How does one stay sane at the time of emotional turmoil, when the roller coaster takes its initial plunge? Or, how does one stay humble at the time of relaxation and comfort, when the roller coaster starts its slow ascent up the chain lift? Here's five steps that can help you synchronize the highs and lows of life with the steadiness of God's grace and love.


  1. Buy a daily devotional (and actually read it). It's amazing what a daily, five-minute quiet time could do for your sanity. Spending just a few minutes in scripture each morning or each night temporarily separates you from the stresses of everyday life. It gives you a moment of peace, where you can breathe easy and rest in the word of God. If you're a beginner in this area, I would recommend Sarah Young's "Jesus Calling." Each devotion is a short, yet convicting paragraph or two, and each devotion has a few related verses listed at the bottom. I've found that even something as simple as this devotional has improved my walk with Christ so much in just the past few months.
  2. Connect each devotion to your life. If you choose mornings for your quiet-time, be on the lookout for how you can apply what your devotion says to what may happen to you later that day. If you're more of a night-owl like myself, reflect on your day and relate what your devotion says to something that maybe happened earlier that day. Taking mental note of these connections helps you realize that God is carefully shaping every day of your life to help you grow, and it helps you recognize the little God-moments that you may otherwise overlook.

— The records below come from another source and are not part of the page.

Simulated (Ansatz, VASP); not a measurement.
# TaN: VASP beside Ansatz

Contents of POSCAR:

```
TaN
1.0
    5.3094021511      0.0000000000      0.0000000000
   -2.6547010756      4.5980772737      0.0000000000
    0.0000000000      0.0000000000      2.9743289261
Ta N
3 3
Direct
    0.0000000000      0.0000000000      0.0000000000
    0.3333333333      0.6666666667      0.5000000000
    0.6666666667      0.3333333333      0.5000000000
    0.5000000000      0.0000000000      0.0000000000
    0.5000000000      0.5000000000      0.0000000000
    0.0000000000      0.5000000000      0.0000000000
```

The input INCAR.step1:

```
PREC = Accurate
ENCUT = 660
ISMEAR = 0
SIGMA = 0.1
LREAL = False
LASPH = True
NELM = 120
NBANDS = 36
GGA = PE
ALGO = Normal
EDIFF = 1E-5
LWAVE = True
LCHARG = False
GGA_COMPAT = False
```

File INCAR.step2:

  3. Join a campus ministry. Any and every college student knows that there are dozens of ministries on campus that are just itching to spread the name of Jesus. These people are students, just like you, that want to make a change for the greater good. They want to spread the light that is God's power to anyone and everyone that they can possibly reach. So, next time someone approaches you in the student center and asks if you'd like to join him for a church service or small group on Tuesday night, don't blow him off. Listen to what he says, and give that Tuesday night a chance. You never know, that one service could change your life. Also, having a church family on campus is just another way to make a huge school feel like a loving home. These ministries are geared towards young adults, they're accepting of people in all stages of their journeys with Christ, and they're simply a fun break from a stressful week of classes. You'll experience church in it's most fun form if you join one of these campus ministries full of hipsters.
  4. Find a church and make your attendance regular. In your journey as a Christian, community is everything. Finding people that will walk with you in that journey, that will be prayer warriors in your time of need, and that will be there for you when no one else is around is a bigger blessing than you could even imagine. One of the biggest attacks on Christians is that we "talk the talk," but we don't "walk the walk." What could possibly make walking-the-walk easier than having like-minded people right there with you? Find a group that has the same end-goal in mind, and let them be your church family.
  5. More specifically, find an accountability partner. As Proverbs 27:17 states, "As iron sharpens iron, so one man sharpens another." Within your church family, nominate someone that will hold you accountable for your actions, your habits, and your words. Choose someone who cares about you enough to pull you aside and tell you that what you're doing is interfering with your walk with Christ. Choose someone that will physically drag you to church on Sunday morning after you pull both the "I'm still in bed" card and the "I have too much homework" card. Choose someone that wants you to experience God's love just as much as she wants to experience it for herself, and be that same exact person for her.

All in all, college is a time of change. It's a time where hobbies turn into careers, habits turn into lifestyles, and children turn into adults. For most people, that change is scary and not always easy. These changes don't always end how we want them to end. With the five steps stated above, at least one change (where a life of darkness turns into a life of light) can surely be a positive change. The Christian journey is not by any means an easy journey, but it is rewarding. And goodness gracious, it feels good to live in the Light.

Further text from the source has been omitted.